In 2017, I purchased an Apple Watch. It has improved my life in many ways. In particular, it’s become an essential tool for supporting my desire to exercise daily. The watch’s Workout app tracks my exercise. All I need to do is to tell it what kind of exercise I’m about to start and leave the app running until the exercise is over.

To pick the right exercise, the watch shows a scrollable list. Here’s what I saw today when I tapped the app:

examples of unlearning Right now I’m living at home, and the two workouts I do most often are my daily outdoor run and yoga. So it’s convenient that these options are the first two I see.

This happens because the Workout app learns over time which workouts I use and, to quote from Apple support: “As you use the Workout app over time, the order of workouts is changed automatically to reflect your usage.

The Workout app learns my preferences and adjusts its display to show me the most likely workouts first.

My environment changes

Almost every year, I vacation in Anguilla, typically for three weeks. My exercise program there is different. I don’t run (it’s too hot for me!) but I walk daily, followed by a pool swim.

After a few days, the Workout app unlearns my most common home-based exercises and relearns my new routine, replacing the top two items on the Workouts list with the Outdoor Walk and Pool Swim choices.

For the remainder of my vacation, these two options stay at the top of the list.

Alas, all good things come to an end. On returning home, the Workout app unlearns my Anguilla routine and relearns my home routine.

And if my exercise regime changes over time, due to circumstances or location, the Workout app will continue to use its learn-unlearn-relearn routine to display the most likely choices first.

I’m sure that Apple has incorporated other examples of unlearning into its products, but this is one I’ve noticed. Small thoughtful touches like this have helped Apple products and services become market leaders in a very competitive industry.

#2 Apple Mail

Apple doesn’t always get things right, unfortunately. Apple’s Mail program provides a classic example of what happens when unlearning is not an option.
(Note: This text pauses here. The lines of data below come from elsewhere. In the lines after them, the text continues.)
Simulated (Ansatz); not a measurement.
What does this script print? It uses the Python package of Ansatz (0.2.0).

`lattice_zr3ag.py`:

Apple Mail allows you to file messages in folders, a useful way for me to organize the 94,000 emails I currently store. Trying to be helpful, the program learns where you tend to store specific kinds of messages, and after a while, right-clicking a message will pop up an option to move it to the “learned” preferred folder.

This is a generally helpful feature — except…

Once Apple Mail has “learned” where to file an email, it won’t unlearn that choice!

Furthermore, there’s no way to manually reset Apple Mail’s choice!

For example, let’s say you’ve been working with Marce, a client’s employee, for some time, so you’ve been moving Marce’s emails to a folder for that client. After a while, Apple Mail helpfully offers to move emails from Marce to that client folder. So far, so good. Then Marce moves to a new company, and you continue to work with them.  Now you’d like to file Marce’s emails in a separate folder for the new client. Unfortunately, no matter how many times you manually file Marce’s emails in the new client’s folder, Apple Mail will forever continue to suggest moving them to the former employer folder!

You will have to move email from Marce to the new employee folder manually every time, remembering every time not to choose the (wrong) default Apple Mail continues to suggest.

This is a drag and a product flaw.

It surprises me that the Watch software incorporates learn-unlearn-relearn into its memory-limited program space, but Apple Mail on the desktop, where program size is not an issue, only includes the learn piece.

Organizational unlearning

I’ll conclude with a few observations about the wider value of unlearning in organizations.

Most organizations need to innovate constantly, due to changing circumstances. Innovation doesn’t just involve coming up with new ideas. Innovation also requires a willingness and ability to cannibalize or destroy existing products or services; i.e. to unlearn what used to work and relearn what is now relevant.

Building and supporting an organizational culture that incorporates learn-unlearn-relearn is, thus, essential for the organization’s continued relevance and survival. Kodak was unable to unlearn that film was no longer a viable market for the size the company had become, or relearn how to switch to a digital imaging world. Apple, on the other hand, maker of the iPod, the most successful music player, poured energy into the development of the iPhone, a whole new product area that, while eventually cannibalizing Apple’s iPod sales, made far greater profits than if Apple had stayed with what they first built.

Do you build learn-unlearn-relearn into your personal and professional life? Share your story in the comments below!

How to trash your brand

Photograph: An American Airlines flight attendant pitches a credit card on a full plane.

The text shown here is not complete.